Over the weekend, my wife and I went to see Iron Man 3. We’d enjoyed the first two Iron Man movies, even if they were a bit on the slow side. But the third is certainly the best of the three. It moves the fastest, has the most spectacular action sequences, and features Robert Downey Jr.'s fast-talking Tony Stark outside his suit for the vast majority of the film.
It also makes light of Islamic terrorism.
Here’s where you should stop reading if you still want to see the film and not be spoiled by knowledge of the ending.
If you’re still reading, you won’t be surprised if I say that the whole enterprise has an anti-American feel. The film opens with an act of terrorism by what appears to be a terrifying Islamist who calls himself The Mandarin (Ben Kingsley). The Mandarin is obviously a planning genius, a scholar of world history (or at least of the works of Noam Chomsky and Howard Zinn), and a frightening foe with access to the President of the United States’ cell phone.
Except that he isn’t. As it turns out, The Mandarin, whom we are assured will shoot you in the head if you dare to look at him, is actually a drug-addled Britisher in the employ of two brilliant white scientists. He explains to Tony Stark that he has been wooed by a steady stream of hallucinogenics and women. He is, in short, an idiot.
This isn’t much of a twist. As you’ll recall if you saw the first Iron Man, the Islamist terrorists who originally bomb Tony Stark’s convoy, the Ten Rings, do so at the behest of another white warmonger, Obadiah Stane (Jeff Bridges). This is a well-worn plot device. In 24, Islamist terrorists routinely act on the orders of some white, European oligarchy of evil. When Hollywood produced The Sum of All Fears, they went so far as to replace the novel’s Palestinian terrorists with neo-Nazis out to set off nukes.
There are three forces at work in Hollywood’s resistance to naming Islamic terror for what it is. The first is simple anti-Americanism. Some folks in Hollywood have been so steeped in Zinn-type history that they think that Islamic terrorists are largely justified in their dislike for the United States, and are therefore loathe to cast them as the black hats in the movies. This is the Matt Damon (Green Zone), George Clooney (Syriana) philosophy of foreign policy.

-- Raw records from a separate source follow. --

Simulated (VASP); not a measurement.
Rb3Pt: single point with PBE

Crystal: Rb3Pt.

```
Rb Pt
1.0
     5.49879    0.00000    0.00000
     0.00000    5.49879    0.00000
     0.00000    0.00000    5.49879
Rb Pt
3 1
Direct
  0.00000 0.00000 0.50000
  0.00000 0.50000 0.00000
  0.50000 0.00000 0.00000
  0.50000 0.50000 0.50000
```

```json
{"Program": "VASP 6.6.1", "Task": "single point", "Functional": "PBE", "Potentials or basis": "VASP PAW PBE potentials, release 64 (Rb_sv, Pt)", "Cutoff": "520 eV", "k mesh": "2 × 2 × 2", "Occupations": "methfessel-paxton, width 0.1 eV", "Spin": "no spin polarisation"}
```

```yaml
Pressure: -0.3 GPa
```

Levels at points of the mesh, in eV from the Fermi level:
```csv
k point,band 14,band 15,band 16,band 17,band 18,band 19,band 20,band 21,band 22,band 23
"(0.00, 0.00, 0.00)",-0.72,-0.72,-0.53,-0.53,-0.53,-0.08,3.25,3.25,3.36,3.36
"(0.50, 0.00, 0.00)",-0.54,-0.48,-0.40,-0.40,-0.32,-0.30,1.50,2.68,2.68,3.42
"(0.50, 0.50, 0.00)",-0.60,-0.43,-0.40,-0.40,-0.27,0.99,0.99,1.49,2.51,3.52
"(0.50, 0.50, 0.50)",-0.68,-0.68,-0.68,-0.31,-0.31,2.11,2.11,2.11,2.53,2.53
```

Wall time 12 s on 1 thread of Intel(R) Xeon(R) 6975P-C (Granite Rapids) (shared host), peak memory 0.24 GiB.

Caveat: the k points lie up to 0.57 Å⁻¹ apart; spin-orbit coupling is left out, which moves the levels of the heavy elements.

The second rationale for burying Islamic terrorism is political correctness. Political correctness dictates that all cultures are created equal and are morally equivalent. That means that if we’re seeing more Islamist terrorism than Swedish terrorism in the world, it’s just because we’re putting too much focus on Islamic terrorism, which we encourage by noticing it. As MSNBC’s Chris Matthews stated a couple of weeks ago, “All we do is kill Arabs on international television. I think that might have something to do with jihad.”
The third rationale is the most nefarious: the soft bigotry of low expectations for Islamic terrorists. According to many on the left, they can’t be that competent or that scary. They can’t be good at terrorism. They’re Arabs, after all, and if they are successfully evil it’s probably some sinister white person in the background directing the action.
Whatever the rationale, Iron Man 3 buys into it. And it does so with alacrity. Not only does the film label Islamic terrorism a non-threat, it mocks expressions of patriotism (Don Cheadle’s Iron Patriot is derided as an idiotic knockoff of Iron Man, and foolishly breaks down random doors in Pakistan when the real villains are in that terrorism hotspot, Miami). The real threat of terrorism, says Hollywood, lies in all of us. It lies in our frustrations and our anger.